Willow Winston, a 72-year-old neighbour of Millwall, who was due to be evicted under the plans, has become something of a cause celebre and favourite aunt to the club’s fans during the CPO struggle. Winston was offered a paltry £58,000 for her flat by the developers, who then erected large signs in the area urging local residents to sell before they were evicted by the council.
“I am so happy this scheme has now been halted in light of these shocking recent revelations in the Guardian,” she said. “It makes a huge difference to me and to the whole community around here.
“ I’m happy for Millwall and for the community here who have had to live under this shadow for so long. I really hope we can all come together now. This kind of thing is happening in all kinds of places to so many people who feel powerless in the face of those who make these things happen.
“The finger must now be pointed at everyone involved in this wretched scheme. My neighbours and I have really suffered. I can’t really say anything about mayor Bullock and his friends. I am glad it is not me who will be judging them.”
More encouraging in the longer term, Lewisham council now appears to be holding an olive branch out to Millwall, who have been excluded from the development until now but are desperate to play a part in a regeneration scheme in their own community.

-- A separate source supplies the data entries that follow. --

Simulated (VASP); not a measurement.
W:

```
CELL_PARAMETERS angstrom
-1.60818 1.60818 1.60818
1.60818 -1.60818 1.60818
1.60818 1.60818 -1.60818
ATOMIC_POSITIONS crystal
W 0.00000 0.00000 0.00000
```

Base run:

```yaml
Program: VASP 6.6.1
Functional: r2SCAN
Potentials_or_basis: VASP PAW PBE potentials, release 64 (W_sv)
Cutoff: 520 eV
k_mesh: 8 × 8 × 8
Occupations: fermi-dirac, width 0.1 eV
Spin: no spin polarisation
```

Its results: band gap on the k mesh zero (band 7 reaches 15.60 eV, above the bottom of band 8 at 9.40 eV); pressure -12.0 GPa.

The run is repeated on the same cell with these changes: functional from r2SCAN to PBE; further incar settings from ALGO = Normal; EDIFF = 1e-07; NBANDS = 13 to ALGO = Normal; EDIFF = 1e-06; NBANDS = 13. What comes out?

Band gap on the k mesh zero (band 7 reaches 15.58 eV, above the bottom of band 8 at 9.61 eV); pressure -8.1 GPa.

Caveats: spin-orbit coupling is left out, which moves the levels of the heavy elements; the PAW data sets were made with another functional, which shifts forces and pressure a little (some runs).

Millwall responded to the news with this statement: “Millwall football club welcomes the two announcements today from the mayor of Lewisham and his cabinet members that the CPO process should not proceed.
“Millwall FC has always supported the regeneration of this area and has offered to play its part. We make it clear that we remain ready to participate in a scheme in which we are, in the council’s words, at the heart of any proposed redevelopment and which will appropriately benefit the club, its community scheme and the people and businesses of Lewisham.”